29 Mars 2013
March 28, 2013
http://mainichi.jp/english/english/newsselect/news/20130328p2a00m0na015000c.html
Kyushu Electric Power Co. had a total of 150 of its workers attend a government-sponsored public hearing on the country's nuclear energy policy guidelines in August 2005, it has been learned.
The 150 people account for more than 80 percent of the total number of people who attended the public hearing held in Saga, Saga Prefecture.
In what was called a "fake e-mail scam," Kyushu Electric was found to have urged its employees and other related people to send comments to a TV program supportive of restarting nuclear reactors at the Genkai Nuclear Power Plant in Saga Prefecture in 2011. A Kyushu Electric spokesperson said of the latest case, "We think that the same thing as the e-mail scandal was done at the public hearing. We are reflecting on it seriously."
The public hearing was officially called the "public hearing to listen to opinions on a draft guideline for nuclear energy policy." The Japan Atomic Energy Commission sponsored such hearings at five locations across the country from Aug. 18 to 26, 2005, to incorporate citizens' opinions into the country's nuclear energy policy guideline. One of the hearings was held at a hotel in Saga, Saga Prefecture, on Aug. 22, 2005. Of the 21 people who stood up and expressed their opinions at the hearing, 11 were suspected to have come from Kyushu Electric, and therefore the Mainichi Shimbun tried to confirm it with the utility. The company consequently conducted an in-house investigation.
The probe found that all of the 11 people were Kyushu Electric's employees (one of them is currently a retiree), and most of them belonged to the company's Saga branch. Through its nuclear power department and public relations department at the company headquarters, the utility urged its employees and employees of its subsidiaries to attend the public hearing. According to internal data kept at the company, a total of 150 employees of the utility and its subsidiaries attended the hearing. That means that of the 179 people who attended the hearing, 83 percent were people related to Kyushu Electric.
The 11 Kyushu Electric employees expressed their views in favor of the draft guideline for the country's nuclear energy policy at the public hearing such as "Nuclear power is needed to maintain standards of living," and "There is no solution to the energy problem other than nuclear power." Kyushu Electric looked into whether the company had instructed its employees to express such views at the hearing, but there was no mention of whether such an instruction was given in the internal document prepared at that time. Kyushu Electric said it could not say whether the company had in fact instructed its employees to express such opinions because they said they "don't remember."

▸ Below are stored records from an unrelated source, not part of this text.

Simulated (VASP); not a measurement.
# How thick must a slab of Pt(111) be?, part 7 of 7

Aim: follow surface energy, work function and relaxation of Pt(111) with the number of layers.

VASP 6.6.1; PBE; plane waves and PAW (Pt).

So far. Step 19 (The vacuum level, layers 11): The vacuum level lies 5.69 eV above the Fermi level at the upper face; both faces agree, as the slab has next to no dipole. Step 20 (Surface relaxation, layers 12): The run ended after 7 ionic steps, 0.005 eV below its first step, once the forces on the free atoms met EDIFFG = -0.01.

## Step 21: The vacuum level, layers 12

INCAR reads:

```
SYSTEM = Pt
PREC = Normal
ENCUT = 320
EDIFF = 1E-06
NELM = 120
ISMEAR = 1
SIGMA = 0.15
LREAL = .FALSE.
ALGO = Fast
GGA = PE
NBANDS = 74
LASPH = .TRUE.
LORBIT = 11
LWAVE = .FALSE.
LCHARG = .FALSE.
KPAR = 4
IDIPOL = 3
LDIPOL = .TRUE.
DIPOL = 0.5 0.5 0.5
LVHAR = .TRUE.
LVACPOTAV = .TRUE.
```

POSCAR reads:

On top of that, Kyushu Electric acknowledged that the latest case was the same as the "fake e-mail" scandal. The utility commented, "With respect to our calls for our employees to take part in government-sponsored symposiums and so on, we regard it constitutes a lack of consideration of the intent of such events. We will ensure transparency of our corporate activities, improve our organizational climate and prevent a recurrence (of such misdeeds)."
In October 2005, the government adopted the country's nuclear energy policy guidelines at a Cabinet meeting. The guideline covering the next 10 years said nuclear power would account for 30 to 40 percent of the country's total power supply and the nuclear fuel cycle program would be promoted the way it had been.
The then president and chairman of Kyushu Electric resigned to take responsibility for the "fake e-mail" scandal in which the utility had urged its subsidiaries and its clients to send a government-sponsored TV program aired on June 2011 their comments in favor of the reactivation of nuclear reactors at the Genkai Nuclear Power Plant in Saga Prefecture. Kyushu Electric was also found to have allocated prepared questions to its employees and had them ask the fixed questions at a public debate on "pluthermal" energy generation plans sponsored by the Saga Prefectural Government in December 2005.